Tuesday, March 22, 2011

Creative writing's leading light to retire

Bill Manhire says that any of the staff at the institute could replace him as director.


As Victoria University's creative hothouse turns 10, its founder and influential leader prepares to retire. Kimberley Rothwell explores Vic's literary future without the velvet glove of Bill Manhire.

The lyrical quality of a list. The economy of a sentence. The moment in which a story makes you sit up and take notice.

In this room, with a white glare coming in off the harbour and cicadas sizzling in the trees that nudge the building, these things are discussed at length with lined brows and earnestly nodding heads. Ten students, aged 25 to 70, are on day two of their masters' degrees in fiction writing from Victoria University's International Institute of Modern Letters. There are two teachers, a lawyer, a climate-change analyst, a journalist, an architect and the head of a conservation NGO. For the duration of the year, they will meet to show and talk about their work, hungrily devour the works of favourite writers, and pummel their keyboards, writing like people possessed. This is their year to be writers with a capital W.

Today, they've been set an exercise by lecturer Damien Wilkins - write an autobiographical story with at least one lie in the text. Stories of coming out, changing names and obsessive hoarding emerge, read aloud by their authors. And then there's time for critique: "I like the phrase 'small, silent spaces'," says one writer to another, who half blushes at the compliment.
While reading, the students shuffle in their seats, play with their hair, click their pens and stumble over words. People are still nervous - "we're not yet lubricated" - says student Kate Simpkins, but in a few weeks they'll know each other's work inside out. As well as becoming Writers, great friendships are formed in this room with the glorious view.

This is the course that celebrated poet Bill Manhire has developed and taught, in various forms, since 1975. There's hardly a Wellington writer who hasn't been influenced in some way by his teaching - Rachael King, Hinemoana Baker, Eleanor Catton, Laurence Fearnley, Carl Shuker, Jo Randerson, Kate Duignan and Susan Pearce all hold an MA in creative writing from Victoria. Elizabeth Knox, Jenny Bornholdt, Barbara Anderson, Anthony McCarten, Emily Perkins, Dinah Hawken, and Alison Wong all completed Manhire's undergraduate original composition course, which ran until 1998.

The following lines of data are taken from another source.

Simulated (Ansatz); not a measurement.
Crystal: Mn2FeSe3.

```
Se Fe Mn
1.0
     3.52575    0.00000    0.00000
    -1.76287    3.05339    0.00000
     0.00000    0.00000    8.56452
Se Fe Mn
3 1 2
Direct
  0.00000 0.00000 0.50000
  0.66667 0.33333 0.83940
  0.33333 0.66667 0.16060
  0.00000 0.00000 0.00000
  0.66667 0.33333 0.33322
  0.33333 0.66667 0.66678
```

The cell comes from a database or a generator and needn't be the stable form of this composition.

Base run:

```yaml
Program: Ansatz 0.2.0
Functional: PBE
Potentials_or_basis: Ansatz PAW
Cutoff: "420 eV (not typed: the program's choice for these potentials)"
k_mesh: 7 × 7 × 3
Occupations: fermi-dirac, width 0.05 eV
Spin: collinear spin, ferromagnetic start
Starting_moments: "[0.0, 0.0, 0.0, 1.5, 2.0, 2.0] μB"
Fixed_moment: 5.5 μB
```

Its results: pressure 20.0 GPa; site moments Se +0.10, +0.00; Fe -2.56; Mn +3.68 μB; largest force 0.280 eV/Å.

With connections to the prestigious Iowa Writer's Workshop in the United States, publishing contacts and visiting writers from overseas, doing a course at the institute has helped closet poets and prose writers launch respectable publishing careers. Simpkins, who's been writing for 11 years, already has a bottom drawer full of writing. This year, she wants to make it into print.

It's 10 years this month since the institute was established, allowing Manhire's courses to flourish. In that time it has grown from offering 10 fulltime spaces in a masters' course for writers of all genres, to three masters' degrees, a PhD and several undergraduate writing courses, including classes taught by visiting writers from overseas. The institute has 44 fulltime post-graduate students at the moment. There are other "outreach" programmes that Manhire has developed, such as the Writers on Mondays series at Te Papa and the annual electronic magazine Best NZ Poems.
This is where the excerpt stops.